After living with Doug, I never ate turkey again. Didn’t eat Doug either (someone did though — keep reading). We were given Doug as a baby chick one spring with the intention he would be Thanksgiving dinner. He had an elevated pen intended to keep him safe from bears, mountain lions and other predators, but it was the free-range cattle that ran up the road to spend summer grazing in the mountains who demolished his cage. Knocked it over as they raced ahead of dogs and cowgirls on horses herding the cattle upslope. Doug was distraught; his home lost to a stampede. Still a youngster, he sought comfort and protection by perching in the apple tree’s low branches just above the dog house where Chac and Bruja, my two Rottweilers, preferred hanging out. By mid-summer Chac, Bruja and Doug were a pack and defended my home against UPS invasion and joined me on hikes in the forest. The UPS guy was fine with the Rottweilers, but Doug kept him at bay. The delivery man refused to get out of his truck. Doug was one fierce Turk-weiler.

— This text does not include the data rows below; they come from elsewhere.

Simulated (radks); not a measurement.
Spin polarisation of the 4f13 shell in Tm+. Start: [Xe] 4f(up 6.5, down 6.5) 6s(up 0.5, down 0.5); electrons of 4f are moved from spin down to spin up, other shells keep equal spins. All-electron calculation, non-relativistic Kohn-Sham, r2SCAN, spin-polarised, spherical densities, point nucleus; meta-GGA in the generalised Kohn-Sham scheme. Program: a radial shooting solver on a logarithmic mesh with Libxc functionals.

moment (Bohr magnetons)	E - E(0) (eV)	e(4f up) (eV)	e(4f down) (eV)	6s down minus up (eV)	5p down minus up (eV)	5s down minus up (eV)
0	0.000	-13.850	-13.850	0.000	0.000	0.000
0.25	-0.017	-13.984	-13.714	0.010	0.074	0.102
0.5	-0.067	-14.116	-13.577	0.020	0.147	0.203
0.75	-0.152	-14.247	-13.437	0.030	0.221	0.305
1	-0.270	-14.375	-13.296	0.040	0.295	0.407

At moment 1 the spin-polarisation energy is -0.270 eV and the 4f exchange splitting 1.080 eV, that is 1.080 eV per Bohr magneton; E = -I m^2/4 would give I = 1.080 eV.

In autumn, work took me to Angeles National Forest where we’d camp at my field sites. We drove the truck there, along with Doug, Chac and Bruja riding in the open bed with our work gear. Roaring down I-5 from northern California to LA, we stopped at rest areas for the dogs and, at each stop, out jumped the dogs and Doug. They’d follow us to the official dog walk area and then run back when called, jump into the truck bed, and lean into the wind as we continued down I-5, through the Grapevine, and into the San Gabriel Mountains.
Our first campsite was at an official campground with picnic tables, piped water, and a busload of urban Boy Scouts collecting mistletoe to sell as a Christmas fund-raiser. As we set up camp the pack moved through the pines smelling what the wild ones had left behind. When they wandered out of sight, I called them back. The dogs ran to me, but not Doug. Where’s Doug? Worried, I quickly traced their path through the campground calling Doug and, as I came around a dense clump of trees, several uniformed Boy Scouts shushed me intently and pointed. “We’re tracking that eagle!” one boy whispered excitedly. I followed his finger and — yep, there was Doug trotting ahead of the Boy Scout troop. I figured Boy Scouts didn’t need me to laugh at them but did need to know the difference between eagles and turkeys. I called Doug and we sat together as I explained, using Doug as a visual reference.